This is a sentence I heard last night. Actually, it was an all too common plea for help, disguised as a sentence.
I was helping someone develop some of the finer points of her business plan’s marketing and competitor analysis. Her husband and her are taking their great children’s book art and illustrations and bringing them to market via merchandising online. Previous attempts at using a POD (print on demand) service were met with disappointment and frustration. Thankfully, they couple decided they needed to take a proactive approach, as opposed to throwing in the towel. This is a good sign when failure is met with determination to overcome, rather than quit.
It was noticed during a few conversations that, although the couple have a successful book and illustration business (good, old fashioned, brick and mortar business) they may have had unrealistic expectations of what happens when you go online with a business. The most common misconception was that simply being online gains attention when, in reality, I think it is a greater black hole than anything. I truly believe it’s possible to be invisible online for years - and that it’s the norm. A person must work at being noticed… and that’s a little different than simply opening doors in a building on Main Street, USA.
There came a point, to make a long story short, where we had to analyze expectations of what an online business is and what it isn’t. In some cases it’s an extension of an existing business. In other cases, for all intents and purposes, it’s an entirely new, separate, and aspiring business. One’s experiences with an offline store can certainly be used to good steed but it’s unheard of that a new, online business, no matter how much you feel is a logical extension or expansion of your existing business… is a new entity with all the related challenges.
We discussed soliciting and directing current customers and creating awareness of the online presence to people who are already predisposed to have a favorable opinion of the existing business. We discussed the usual ramping-up via search engines, inventory, press releases, events, etc.

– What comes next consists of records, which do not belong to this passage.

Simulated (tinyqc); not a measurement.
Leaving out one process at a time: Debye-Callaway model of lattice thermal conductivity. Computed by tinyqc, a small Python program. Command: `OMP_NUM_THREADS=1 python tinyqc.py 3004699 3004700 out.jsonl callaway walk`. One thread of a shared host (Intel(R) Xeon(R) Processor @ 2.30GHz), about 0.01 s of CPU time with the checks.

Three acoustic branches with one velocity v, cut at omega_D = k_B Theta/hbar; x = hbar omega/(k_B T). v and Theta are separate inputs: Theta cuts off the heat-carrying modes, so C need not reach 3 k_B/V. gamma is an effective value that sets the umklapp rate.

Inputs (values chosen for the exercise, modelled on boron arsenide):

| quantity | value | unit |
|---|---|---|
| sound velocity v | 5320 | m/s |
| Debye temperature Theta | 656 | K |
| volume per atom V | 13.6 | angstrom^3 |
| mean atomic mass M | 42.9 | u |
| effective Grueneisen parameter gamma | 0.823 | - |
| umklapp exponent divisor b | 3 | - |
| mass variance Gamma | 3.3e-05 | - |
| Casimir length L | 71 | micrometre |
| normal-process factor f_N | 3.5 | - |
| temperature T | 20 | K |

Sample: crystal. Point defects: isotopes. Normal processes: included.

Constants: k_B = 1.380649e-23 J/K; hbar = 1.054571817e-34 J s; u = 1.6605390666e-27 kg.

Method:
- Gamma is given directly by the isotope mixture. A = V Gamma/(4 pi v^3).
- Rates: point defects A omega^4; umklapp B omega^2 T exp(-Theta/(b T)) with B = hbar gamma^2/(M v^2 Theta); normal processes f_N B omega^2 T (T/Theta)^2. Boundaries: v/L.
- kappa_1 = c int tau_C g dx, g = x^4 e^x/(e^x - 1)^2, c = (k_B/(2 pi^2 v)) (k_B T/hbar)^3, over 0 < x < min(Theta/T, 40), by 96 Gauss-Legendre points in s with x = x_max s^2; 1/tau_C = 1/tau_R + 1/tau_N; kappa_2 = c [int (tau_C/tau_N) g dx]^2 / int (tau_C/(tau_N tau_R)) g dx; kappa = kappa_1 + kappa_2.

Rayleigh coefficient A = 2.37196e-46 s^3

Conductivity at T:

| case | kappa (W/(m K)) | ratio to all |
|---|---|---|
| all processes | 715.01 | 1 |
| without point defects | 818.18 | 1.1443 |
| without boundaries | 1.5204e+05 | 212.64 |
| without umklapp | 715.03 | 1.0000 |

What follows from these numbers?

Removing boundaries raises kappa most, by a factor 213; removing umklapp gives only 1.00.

However, there was a certain moment of Zen when my friends realized something from a comment I made to their frustration that the online business wasn’t living up to expectation:
“You don’t have a business yet. You have an online store.”
It’s one thing for a person to sign up with an online POD service, create art, upload and apply it to products and technically have a “store” of some kind online. It’s another thing to realize that it’s everything after this point that will be the business.
The business, in my mind, isn’t the www URL. The business will be the weeks or months of decisions, tracking, adjusting, marketing, promoting, and growth that make that online store anything more than a bunch of pixels in a browser window. The business isn’t the site - it’s the operations behind it and honestly… it might take time and effort.
There was brief sideways nod of her head, a pause, and then a thoughtful look replaced the frustrated expression. It was at this point we began having an exciting and dynamic conversation about “the business” and all the possibilities, potential, goals, and planning. It was at that moment the business plan was born.